Archaeologists at the Dhaba site in central India dated 13 sediment samples spanning an 80,000 year-long stratigraphic record from the Dhaba site in northern India’s Middle Son Valley, as well as found a rich collection of artifacts over a timeframe of 55,000 years surrounding the volcanic eruption. Stone tools discovered near the Toba eruption represent those from the African Middle Stone Age and some of the earliest artifacts from Australia, which suggests strong evidence that Middle Paleolithic tool-using populations were present in India before and after the eruption, filling a “major chronological gap” in human records.

"Populations at Dhaba were using stone tools that were similar to the toolkits being used by Homo sapiens in Africa at the same time. The fact that these toolkits did not disappear at the time of the Toba super-eruption or change dramatically soon after indicates that human populations survived the so-called catastrophe and continued to create tools to modify their environments,” said lead author Professor Chris Clarkson of the University of Queensland.
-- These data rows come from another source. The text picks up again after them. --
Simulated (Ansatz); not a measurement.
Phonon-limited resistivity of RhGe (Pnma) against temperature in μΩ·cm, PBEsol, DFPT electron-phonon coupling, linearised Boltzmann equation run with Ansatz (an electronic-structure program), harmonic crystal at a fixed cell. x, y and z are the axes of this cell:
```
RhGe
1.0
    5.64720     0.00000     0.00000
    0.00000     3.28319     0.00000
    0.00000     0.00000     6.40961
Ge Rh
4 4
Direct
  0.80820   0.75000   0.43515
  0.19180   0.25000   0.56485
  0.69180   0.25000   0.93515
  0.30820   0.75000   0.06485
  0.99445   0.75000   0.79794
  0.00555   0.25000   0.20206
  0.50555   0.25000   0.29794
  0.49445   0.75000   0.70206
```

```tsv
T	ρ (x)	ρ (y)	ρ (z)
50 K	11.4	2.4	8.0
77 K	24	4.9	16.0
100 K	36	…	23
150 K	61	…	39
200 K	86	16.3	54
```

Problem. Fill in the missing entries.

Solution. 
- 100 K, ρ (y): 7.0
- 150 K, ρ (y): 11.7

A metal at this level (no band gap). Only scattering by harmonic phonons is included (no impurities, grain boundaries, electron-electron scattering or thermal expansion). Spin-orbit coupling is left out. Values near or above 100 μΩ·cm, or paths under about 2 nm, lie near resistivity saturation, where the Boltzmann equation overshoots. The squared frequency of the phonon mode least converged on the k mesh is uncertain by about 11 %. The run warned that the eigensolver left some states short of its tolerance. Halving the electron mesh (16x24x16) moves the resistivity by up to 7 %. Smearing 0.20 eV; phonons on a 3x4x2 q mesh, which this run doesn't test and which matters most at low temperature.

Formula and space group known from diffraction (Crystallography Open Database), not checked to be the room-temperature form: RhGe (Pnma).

Sediment analyses also suggest that the Earth’s cooling event following the Toba eruption may have been less extreme than previously hypothesized and may not have actually caused the glacial period that followed. The work supports the hypothesis that human populations were present in India 80,000 years ago and likely survived one of the largest volcanic eruptions in the last 2 million years.
India is a “critical geographic crosswords” for understanding how early Homo sapiens dispersed out of Africa, into Asia and beyond. Fossil evidence from the study suggests that humans migrated out of Africa and expanded across Eurasia and interbred with ancient humans, like Neanderthals, before the end of the cooling event 60,000 years ago.